Image Captioning using Attention Mechanism

Published in

The Startup

14 min readMar 4, 2020

Introduction

Caption generation is a challenging artificial intelligence problem where a textual description must be generated for a given photograph.It requires both methods from computer vision to understand the content of the image and a language model from the field of natural language processing to turn the understanding of the image into words in the right order.

A “classic” image captioning system would encode the image, using a pre-trained Convolutional Neural Network(ENCODER) that would produce a hidden state h.

Then, it would decode this hidden state by using a LSTM(DECODER) and generate recursively each word of the caption.

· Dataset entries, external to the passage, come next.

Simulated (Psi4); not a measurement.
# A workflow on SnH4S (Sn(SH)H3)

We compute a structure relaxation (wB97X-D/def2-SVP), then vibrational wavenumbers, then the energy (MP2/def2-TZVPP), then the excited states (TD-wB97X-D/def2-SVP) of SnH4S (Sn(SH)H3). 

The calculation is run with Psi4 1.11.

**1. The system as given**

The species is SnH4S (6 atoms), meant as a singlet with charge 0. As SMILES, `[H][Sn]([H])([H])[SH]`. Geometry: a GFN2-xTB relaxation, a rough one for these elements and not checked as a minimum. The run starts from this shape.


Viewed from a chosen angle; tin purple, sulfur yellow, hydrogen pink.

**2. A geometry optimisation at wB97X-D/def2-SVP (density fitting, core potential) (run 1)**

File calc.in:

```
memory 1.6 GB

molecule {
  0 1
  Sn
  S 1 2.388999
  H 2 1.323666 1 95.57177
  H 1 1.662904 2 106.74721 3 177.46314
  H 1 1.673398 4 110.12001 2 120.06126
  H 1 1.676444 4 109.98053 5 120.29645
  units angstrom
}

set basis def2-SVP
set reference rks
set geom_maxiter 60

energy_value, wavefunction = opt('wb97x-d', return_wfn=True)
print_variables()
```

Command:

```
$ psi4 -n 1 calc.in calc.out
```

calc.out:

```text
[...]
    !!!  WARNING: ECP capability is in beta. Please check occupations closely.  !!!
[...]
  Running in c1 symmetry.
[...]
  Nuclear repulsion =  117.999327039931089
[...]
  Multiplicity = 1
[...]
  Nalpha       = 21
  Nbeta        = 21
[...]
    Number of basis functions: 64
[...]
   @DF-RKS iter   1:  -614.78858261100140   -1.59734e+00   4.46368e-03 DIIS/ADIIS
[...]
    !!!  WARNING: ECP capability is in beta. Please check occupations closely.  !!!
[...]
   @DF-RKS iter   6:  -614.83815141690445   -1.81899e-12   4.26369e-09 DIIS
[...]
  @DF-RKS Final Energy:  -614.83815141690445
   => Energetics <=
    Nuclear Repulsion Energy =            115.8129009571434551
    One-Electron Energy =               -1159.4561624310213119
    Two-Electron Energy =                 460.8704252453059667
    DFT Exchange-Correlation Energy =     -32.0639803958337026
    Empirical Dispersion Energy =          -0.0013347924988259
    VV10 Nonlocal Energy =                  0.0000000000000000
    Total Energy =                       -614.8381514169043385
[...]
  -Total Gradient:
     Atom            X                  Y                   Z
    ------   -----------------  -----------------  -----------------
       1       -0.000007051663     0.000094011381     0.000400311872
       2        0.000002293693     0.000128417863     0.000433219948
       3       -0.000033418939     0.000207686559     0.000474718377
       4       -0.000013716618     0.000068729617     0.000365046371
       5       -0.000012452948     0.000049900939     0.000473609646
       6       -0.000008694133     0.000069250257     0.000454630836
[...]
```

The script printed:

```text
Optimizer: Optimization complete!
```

Deep learning methods have demonstrated state-of-the-art results on caption generation problems. What is most impressive about these methods is a single end-to-end model can be defined to predict a caption, given a photo, instead of requiring sophisticated data preparation or a pipeline of specifically designed models.

Problem with ‘Classic’ Image Captioning Model

The problem with this method is that, when the model is trying to generate the next word of the caption, this word is usually describing only a part of the image. It is unable to capture the essence of the entire input image. Using the whole representation of the image h to condition the generation of each word cannot efficiently produce different words for different parts of the image.This is exactly where an Attention mechanism is helpful.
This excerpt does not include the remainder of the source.